It is the highest level of household spending, after adjusting for inflation, since the previous peak in 2005, and a figure that has been climbing steadily upwards since hitting a low point in 2012, at the height of austerity.
But the households' saving ratio fell to 3.9%, the lowest seen since records of that measure began in 1963.
For all quarters in 2018, households were net borrowers, meaning that they had to borrow or draw on their savings to fund their spending and investment activities.
Emma-Lou Montgomery, associate director for Fidelity International said: "Household debt in the UK has been rising steadily over the last few years, largely due to cuts to benefit and limited wage growth affecting incomes.
"This has left some households relying on loans to cover basic, everyday living expenses."
Analysis by Dharshini David, economics correspondent
The Family Expenditure Survey is the statistician's equivalent of having a nose around the basket of the person ahead of you in the checkout queue.
It gives an interesting insight into how households spend, although not the timely record of how much they're spending (for that we have the GDP figures).
Transport remained the biggest category, taking up 14% of spending in the year to last March. But perhaps more fascinating is how our spending patterns have changed over time.
In the survey's 61-year history, the proportion of our budget that has gone on housing has risen - while that spent on clothing and food has more than halved.
The latter is largely a reflection of globalisation and the lowering of trade barriers. But the ongoing trade war between the US and China and the risk of a no-deal Brexit could pose a risk to that trend.
Last month, the governor of the Bank of England warned that food prices could rise by as much as 10% in the event of a disorderly Brexit.
This survey throws up some colourful detail.
Under 30s spent the most on takeaways, £7.60 per week. But before we despair of the nation's health, the amount we spend on alcohol has fallen over the last decade, once the cost of living is allowed for.
There was sobering news in the report for pubs and restaurants.
Households' average weekly spend on booze was less in 2018 - at £8 - compared with 10 years ago, when it stood at £10.90, after adjusting for inflation.
When it comes to buying takeaways, there's a marked difference according to family wealth and age.
Households with the lowest disposable income spent proportionally more on takeaway meals eaten at home, with the poorest 10% spending 19% of their catering services expenditure and the second-poorest spending 22%.
By contrast the richest spent just 8% of their catering services expenditure on takeaways, the lowest proportion across all income groups.

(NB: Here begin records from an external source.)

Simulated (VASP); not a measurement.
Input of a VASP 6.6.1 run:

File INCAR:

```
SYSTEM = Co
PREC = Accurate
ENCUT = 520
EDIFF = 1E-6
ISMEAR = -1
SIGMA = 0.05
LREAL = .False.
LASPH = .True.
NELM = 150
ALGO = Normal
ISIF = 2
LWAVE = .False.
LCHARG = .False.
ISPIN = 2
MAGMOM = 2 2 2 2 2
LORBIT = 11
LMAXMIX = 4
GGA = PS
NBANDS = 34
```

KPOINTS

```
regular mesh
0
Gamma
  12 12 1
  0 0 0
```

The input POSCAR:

Households in the under-30 age group spent the most on takeaway meals eaten at home at an average £7.80 a week, 19% of their spending on catering services.
Meanwhile households in the over-75 age group spent the most on restaurants and café meals at £11.40 on average per week - 68% of their catering expenditure.
Average weekly household spending was the highest in London and the South East last year, while spending in the North East was the lowest.
In London, households spent an average of £658.30 a week, while in the South East, the figure was £657.50; that was more than £85 a week more than those in the next highest spending region, the South West.
In the North East, the weekly household spending figure was just £457.50, more than £200 less than families spent in the capital.
Scottish households spent an average of £492.20 a week, in Northern Ireland the figure was £488.50, while in Wales it was just £470.40.